Thursday, November 4
3951 words in, with the late October cheating. Approximately. Which leaves me at about half of what I ought to be at.
My fallback position for not knowing how to write about anything is writing about how hard it is to write. It's way too early in the month for that one, I suppose, but then again if I'm going to break it out at all I might as well just get it out of the way now.
Not very long ago, I was an undergraduate in History with a drinking team and a frisbee habit.1 It couldn't exactly have been a very demanding program, given that I got all the requirements in a couple of years and graduated with decent grades. What I recall though is that I used to routinely grind out these little 5 and 10 page papers in a night of furious and sometimes mildly intoxicated typing. They weren't exactly good — you don't have to read very many undergraduate papers to know that the only reason I got respectable grades for this crap is that the vast majority of 18-to-24-year-olds at your average state research institution are one tiny notch above functionally illiterate — but still and all, I'm pretty sure I've lost some kind of edge since then.
Maybe it's just that if I don't manage to meet my arbitrary wordcount goal for the night, nobody at all is going to be looking extremely disappointed while I bullshit excuses and ask for extensions. Maybe I just need more quiet judgment and tacit condemnation in my life.
Apropos of the other night's muddled ranting about Halloween costumes, I got to work this morning and Eric pointed me at a new interview with Berkeley Breathed, the man responsible for Bloom County. Here is the bit about deadlines:
RUSSELL: You've talked at length about your deadline insanity in "Bloom County"'s early days -- epic all-nighters, finishing comics on the plane ride over to the syndicate, etc. Did a passenger sitting next to you on a plane ever freak out to see you speed-drawing in the air?
BREATHED: They were understandably intrigued, and often peppered me with questions while I tried to work. Not so interestingly, it was usually "What's it like to be a cartoonist?" An impossible question to answer -- even while one isn't on deadline trying to ink on a piece of 28-inch-wide paper balanced on a 14-inch-wide airline table while going through thunderstorms over St. Louis. I remember answering it with, "Well, what's it like to be a nose picker?" It made no sense, but that was the point, and they'd usually go quiet until Washington. The good ol' days.
Breathed goes on to say that he got better at this with time ("After 20 years, it simply became too embarrassing to seem that much of a juvenile dolt about deadlines."), but I've got this sense that a general air of temporal madness and sleepless terror must be a huge chunk of the syndicated/daily cartoonist lifestyle for anyone who doesn't approach the thing with machine-like dedication. Then again, maybe everyone who can't ramp up to machine-like dedication washes out of the thing early.2
Comics, mostly in the form of newspaper strips3 and collections of same, are kind of important to me. If I were writing some kind of intellectual autobiography, I might start with Calvin & Hobbes, Bloom County, or Peanuts.

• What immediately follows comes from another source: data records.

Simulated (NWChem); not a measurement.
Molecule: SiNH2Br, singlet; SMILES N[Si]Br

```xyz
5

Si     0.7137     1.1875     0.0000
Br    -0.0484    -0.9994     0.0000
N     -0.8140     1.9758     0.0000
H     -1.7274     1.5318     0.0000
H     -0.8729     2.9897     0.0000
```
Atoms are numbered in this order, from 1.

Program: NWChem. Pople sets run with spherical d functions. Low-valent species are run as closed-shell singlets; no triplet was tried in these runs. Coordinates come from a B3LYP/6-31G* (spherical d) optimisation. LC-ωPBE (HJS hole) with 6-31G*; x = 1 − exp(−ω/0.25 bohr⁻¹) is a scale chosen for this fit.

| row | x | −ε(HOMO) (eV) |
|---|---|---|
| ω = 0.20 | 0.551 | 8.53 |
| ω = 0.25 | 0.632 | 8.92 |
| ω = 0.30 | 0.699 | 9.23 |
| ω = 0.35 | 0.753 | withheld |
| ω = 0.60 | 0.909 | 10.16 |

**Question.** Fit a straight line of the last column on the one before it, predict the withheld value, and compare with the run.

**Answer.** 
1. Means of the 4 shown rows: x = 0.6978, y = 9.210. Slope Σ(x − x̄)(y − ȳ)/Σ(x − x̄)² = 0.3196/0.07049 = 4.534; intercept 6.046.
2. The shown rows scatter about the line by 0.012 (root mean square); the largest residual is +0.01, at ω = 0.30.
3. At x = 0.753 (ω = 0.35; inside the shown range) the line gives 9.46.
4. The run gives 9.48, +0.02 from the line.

Interlude: I walk to the Southern Sun with Paul for $1 tacos and a couple of beers. This is what passes for a bar special in Boulder. And actually it is one of the better ones. They're pretty good tacos for a buck, though I can't help thinking about those 25 cent tacos at Knickerbockers in Lincoln, the ones where you'd get 7 or 8 with the "hot" sauce and a couple with the "mofo" (from the much smaller jar) to kind of round things out, and you'd drink pitcher after pitcher of Old Style or Pabst while arguing about the geographic location of Wyoming or the merits of the rumored upcoming indoor smoking ban.
More about the funnies later.
1 Badum-tish.
2 These days, when almost all of the interesting new short-form comics are on the web and the funny pages have pretty well ossified into a collection of insipid postage-stamp ciphers and inertial remnants of all those franchises that didn't have the good fortune to die with their creators, we get exposed to a lot of artists who can't stand up to the kind of time pressure that the papers have always exerted. A lot of them produce really beautiful work. Our lingering collective understanding of cartooning as a deadline-driven business is probably a good part of the reason why a lot of them also produce reams of textual excuses for not working faster. To which I say: People, relax already.
3 And one-panel cartoons like The Far Side. Here I am going to acknowledge that there's supposed to be a distinction between comics (sequential, etc.) and one-panel cartoons. I've read Scott McCloud too. Smart guy. Now that we've got that out of the way, I'm going to ignore it because I don't have any theoretical axes to grind and either way I'm talking about little pictures with words.